The masks in Commedia dell’Arte are, unlike Greek, Balinese or Japanese masks for instance, always half masks. They are not bigger than that they cover just the upper part of the face. They are not big enough to manifest themselves as icons, as images of humans, and not so big that they dehumanize them.
They can be clad in fur or hair, to mark eyebrows or different kinds of beards.
On can say that every Commedia dell’Arte mask contain three elements. These elements can serve as a springboard for the actor to continue searching to “finding his mask”:
The Character of the mask – that is its specific face feature, its color, its expression for the basic character traits the mask possessing.
An animal – every mask has its own animal from where it can find its origins, which must have its expression in the design of the mask, the movement and the behavior of the mask.
A devil – He indicates the special forms of devilment ( or cardinal sins) the mask represents.
By working with these elements the mask can at any given moment use the movement of the animal, behave devilish in his own manner or move the plot forward according to its character.
There is still a snobbism when it comes to leather masks, as the only possible masks to use. According to the myth it started already when Teatro Piccolo di Milano started to experiment with Commedia dell’Arte. Rehearsing “Arlecchino – Servitore di due Padroni”, Marcello Moretti first chosed to paint his face black instead of using a papier mâché mask, until he finaly got a leather mask from Amleto Sartori.
I can agree that a leather mask most of the time is a better tool for the actor, but a papier mâché mask is good enough. It can even sometimes be more effective as it has the advantage of being easier to form articulate. Papier mâché makes it easier to mark wrinkles and character traits. It also gives more freedom when painting. It makes it functioning better indoors in electric light. The argument that papier mâché masks hurt or are uncomfortable can be solved with a bit of rubber foam. Neither can we be sure that it was only leather masks used during the renaissance. The chance that a papier mâché mask would have survived to our days is not that big since to was made of a much more vulnerable material. Thinking of how few leather masks there are around today papier, mâché masks can very well have been used even if there are no masks left. If one goes to Venice one can see in any street window papier mâché masks being made from old traditional craftsmanship.

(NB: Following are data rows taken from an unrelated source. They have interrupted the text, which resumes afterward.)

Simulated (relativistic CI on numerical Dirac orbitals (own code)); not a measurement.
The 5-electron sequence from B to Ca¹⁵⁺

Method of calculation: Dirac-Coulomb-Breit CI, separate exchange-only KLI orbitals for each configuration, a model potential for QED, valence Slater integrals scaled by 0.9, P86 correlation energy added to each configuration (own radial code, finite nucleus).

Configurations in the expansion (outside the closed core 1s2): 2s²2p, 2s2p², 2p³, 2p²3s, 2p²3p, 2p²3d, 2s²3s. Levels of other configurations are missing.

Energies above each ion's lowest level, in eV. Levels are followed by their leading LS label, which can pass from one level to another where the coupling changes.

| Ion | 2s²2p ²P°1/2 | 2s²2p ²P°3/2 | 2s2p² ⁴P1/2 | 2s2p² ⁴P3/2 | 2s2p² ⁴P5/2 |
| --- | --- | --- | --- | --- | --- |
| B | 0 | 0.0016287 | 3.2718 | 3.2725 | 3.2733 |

Other materials as birch bark, cloth, rope, leaves etc. we don’t know anything about. There is nothing that points to it, but nothing points the other way either. And there were probably no masks from wood or terracotta, since they would be too heavy to work in.
Most people discard material that doesn’t breathe as plastic materials such as fiberglass, latex, rubber or neoprene. Myself I think most of those materials are underestimated. They are waterproof (read: sweatproof), they are sustainable and they are easy to duplicate and form. The problem is that they don’t follow the actors face in a way that he can feel that that he is part of the mask or the mask is part of him.
We should not go in too much on the subject of mask making here. But a few practical things have to be said about the shaping of the mask. It is about the eyes. It is very important that they are seen and that one can see through the mask.
It is most important when playing indoors. In order to make it possible to get the light inte the eyes is it important to not do the eyebrow too big that they shade the eyes. If one raise the mask, as it is held when it is on ones face, it should be a free angle about 45o from the eye and upwards.
It is equally important that one can see one’s feet to see where one is on the stage, that sometimes aren’t bigger than 5-6 square meters. Therefor the cheeks cannot be too big or cannot be placed right under the eyes.
The costume is also a part of the mask. Every Commedia dell’Arte mask has its own costume. The costume, or at least parts of the costume, is also used to frame the mask.
It is easy to ”loose” the mask if one doesn’t think of what is around it like hats, hair, collars, scarfs and so on. The parts of the costume that is closest to the mask should lift the mask. In that way the whole face becomes a “picture”. For example: can we see how Arlecchino (when using pantyhose on his head) has a bit of cloth round his neck to frame the mask and the lower part of his face.
When we see someone acting in a mask dressed only in an unbuttoned jacket and no headdress it becomes a collision between two worlds, on one hand the mask and its grotesque fantasy world and on the other hand skin and its naked realism.
The costume can likewise be a part in the play. Therefore it is important to rehears in costume as early as possible. Pedrolino’s costume, for instance, has often too long arms. If the actor playing Pedrolino has the chance to, at an early stage, rehears in his costume he will also have the opportunity to invent lots of situations where he can use them and gradually they will play a part in the play. Or just think of Arlecchinos hat that can be used to almost anything, like: drinking water, hide things in, fight with and so on.
Stilts, swords, batocchi and other accessories and props that are hung or fastened to the costume are also part of the costume. They are also parts to bring in early in rehearsals, not only because one can invent ideas with them, but also since they are in the way for the actor who needs to find a way to deal with them.
Many of the male masks have, or had, phalluses on their costumes. That is a heritage from the ancient satyrs in the Dionysus plays. They could vary in size and shape after the characters of the masks, just like in Aristophanes play Thesmophoriazusae, were the old man in his confusion has his phallus hanging out under his tunic and give out a yell every time he sits down on it.